Former Labour Treasury minister Liam Byrne has admitted that his infamous “there is no money” letter hampered the party’s election campaign.
The MP said he had been “burnt with the shame of it” every day since 2010 when he left the note for his Liberal Democrat successor David Laws.
Writing in the Observer, Mr Byrne said: “Party members ask me: what on earth were you thinking? But members of the public ask: how could you do something so crass? And so bloody offensive?
“I’ve asked myself that question every day for five years and, believe me, every day I have burnt with the shame of it, nowhere more than when standing on doorsteps with good comrades, listening to voters demanding to know what I thought I was playing at. It was always excruciating.”
In the one-line letter, Mr Byrne told the then-chief secretary to the Treasury: “I’m afraid there is no money”, and signed off wishing him “good luck!”.
The note was brandished by David Cameron as evidence of Labour’s financial irresponsibility during the election campaign.
Mr Byrne, who held his Hodge Hill seat in Birmingham with a massive 23,000 vote majority, acknowledged his actions had allowed the Conservatives to “bash” Labour’s economic record.
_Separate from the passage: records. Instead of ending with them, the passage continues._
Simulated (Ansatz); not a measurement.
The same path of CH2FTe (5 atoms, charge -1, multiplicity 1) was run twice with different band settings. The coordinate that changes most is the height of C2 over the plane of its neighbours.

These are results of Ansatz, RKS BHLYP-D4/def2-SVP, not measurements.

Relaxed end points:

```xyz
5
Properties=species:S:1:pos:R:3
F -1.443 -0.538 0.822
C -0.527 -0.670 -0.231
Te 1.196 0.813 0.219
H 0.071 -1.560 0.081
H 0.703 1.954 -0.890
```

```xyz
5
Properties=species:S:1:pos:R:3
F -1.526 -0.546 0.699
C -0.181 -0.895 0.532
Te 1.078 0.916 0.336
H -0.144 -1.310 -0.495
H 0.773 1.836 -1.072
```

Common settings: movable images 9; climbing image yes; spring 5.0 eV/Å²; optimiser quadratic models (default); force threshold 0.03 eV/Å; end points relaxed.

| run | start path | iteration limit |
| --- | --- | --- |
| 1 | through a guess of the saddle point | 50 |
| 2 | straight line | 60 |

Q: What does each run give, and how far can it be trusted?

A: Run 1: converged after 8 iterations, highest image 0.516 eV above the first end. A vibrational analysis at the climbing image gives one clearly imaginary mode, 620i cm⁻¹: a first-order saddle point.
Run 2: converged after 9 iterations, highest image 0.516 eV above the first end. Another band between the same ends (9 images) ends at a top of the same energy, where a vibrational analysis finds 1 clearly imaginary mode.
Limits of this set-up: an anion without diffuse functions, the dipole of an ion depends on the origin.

He added: “People’s anger – and my party’s anger – at me will never ever match my anger with myself or my remorse at such a crass mistake. I made it easy for our opponents to bash our economic record by bashing me.
“And for millions of people and businesses who have had to make such sacrifices over the last five years, there was nothing funny about the national debt when the national task of cutting it has brought them such pain in their everyday life.”